Two interesting questions are addressed in a focal-point computational study of t-butyl radical and the t-butyl anion from the Schaefer group.1 First, is the radical planar? EPR and PES studies from the 1970s indicate a pyramidal structure, with an inversion barrier of only 0.64 kcal mol-1. The CCSD(T)/cc-pCVTZ optimized structure of t-butyl radical shows it to be pyramidal with the out-of-plane angle formed by one methyl group and the other three carbons of 22.9°, much less than the 54.7° of a perfect tetrahedron. Focal point analysis give the inversion barrier 0.74 kcal mol-1, in outstanding agreement with experiment.
Second, what is the electron affinity (EA) of the t-butyl radical? Schleyer raised the concern that the alkyl anions may be unbound, and suggested that the electron affinity of t-butyl radical was -9.6 kcal mol-1; in other words, the anion is thermodynamically unstable. This focal-point study shows just how sensitive the EA is to computational method. The HF/CBS value of the EA is -39.59 kcal mol-1 (unbound anion), but the MP2/CBS value is +41.57 kcal mol-1 (bound anion!). The CCSD/aug-cc-pVQZ value is -8.92 while the CCSD(T)/aug-cc-pVQZ value is +4.79 kcal mol-1. The estimated EA at CCSDT(Q)/CBS is -1.88 kcal mol-1, and inclusion of correction terms (including ZPE and relativistic effect) gives a final estimate of the EA as -0.48 kcal mol-1, or a very weakly unbound t-butyl anion. It is somewhat disconcerting that such high-level computations are truly needed for some relatively simple questions about small molecules.
References
(1) Sokolov, A. Y.; Mittal, S.; Simmonett, A. C.; Schaefer, H. F. "Characterization of the t-Butyl Radical and Its Elusive Anion," J. Chem. Theory Comput. 2012, 8, 4323-4329, DOI: 10.1021/ct300753d.

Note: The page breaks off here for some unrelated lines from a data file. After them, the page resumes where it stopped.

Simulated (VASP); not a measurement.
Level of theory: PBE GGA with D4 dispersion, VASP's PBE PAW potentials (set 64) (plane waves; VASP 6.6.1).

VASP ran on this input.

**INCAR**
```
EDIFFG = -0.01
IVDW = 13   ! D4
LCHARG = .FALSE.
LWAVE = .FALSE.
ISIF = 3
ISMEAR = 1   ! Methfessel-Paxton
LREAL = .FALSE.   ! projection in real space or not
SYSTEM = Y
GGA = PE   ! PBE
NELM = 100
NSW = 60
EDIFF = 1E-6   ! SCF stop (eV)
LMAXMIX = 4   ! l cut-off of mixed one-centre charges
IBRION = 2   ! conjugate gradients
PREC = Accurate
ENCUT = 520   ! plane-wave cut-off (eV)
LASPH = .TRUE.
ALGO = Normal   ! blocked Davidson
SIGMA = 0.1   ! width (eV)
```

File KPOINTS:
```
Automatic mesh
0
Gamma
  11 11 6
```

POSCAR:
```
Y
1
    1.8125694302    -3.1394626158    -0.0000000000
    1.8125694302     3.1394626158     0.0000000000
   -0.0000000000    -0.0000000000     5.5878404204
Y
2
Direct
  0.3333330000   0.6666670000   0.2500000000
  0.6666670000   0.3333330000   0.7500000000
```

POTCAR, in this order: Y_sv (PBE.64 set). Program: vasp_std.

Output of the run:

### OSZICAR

Henry Rzepa responded on 18 Dec 2012 at 11:41 am #
Re: disconcerting. Yes, often its the smaller molecules that do cause the problems. Think of the fun and games to be had with F2 (it is clearly bound, but by what kind of bond? Its not the obvious covalent bond!). Or C2, and the constant too and fro about its bonding (the discussion about whether it has a 4th bond holding the two atoms together is about to burst upon the stage again shortly). I am also reminded of the famous debates about the sign of the dipole moment on CO, and of course the singlet-triplet splitting in CH2. Even cyclobutadiene continues to generate heat (see also in new year) and I am not even going to mention the 25 year saga of the structure of the norbornyl cation (OK, that is not quite a small molecule).
There does seem an assumption that state-of-the-art research can only be with BIG molecules, but the small ones must not be neglected.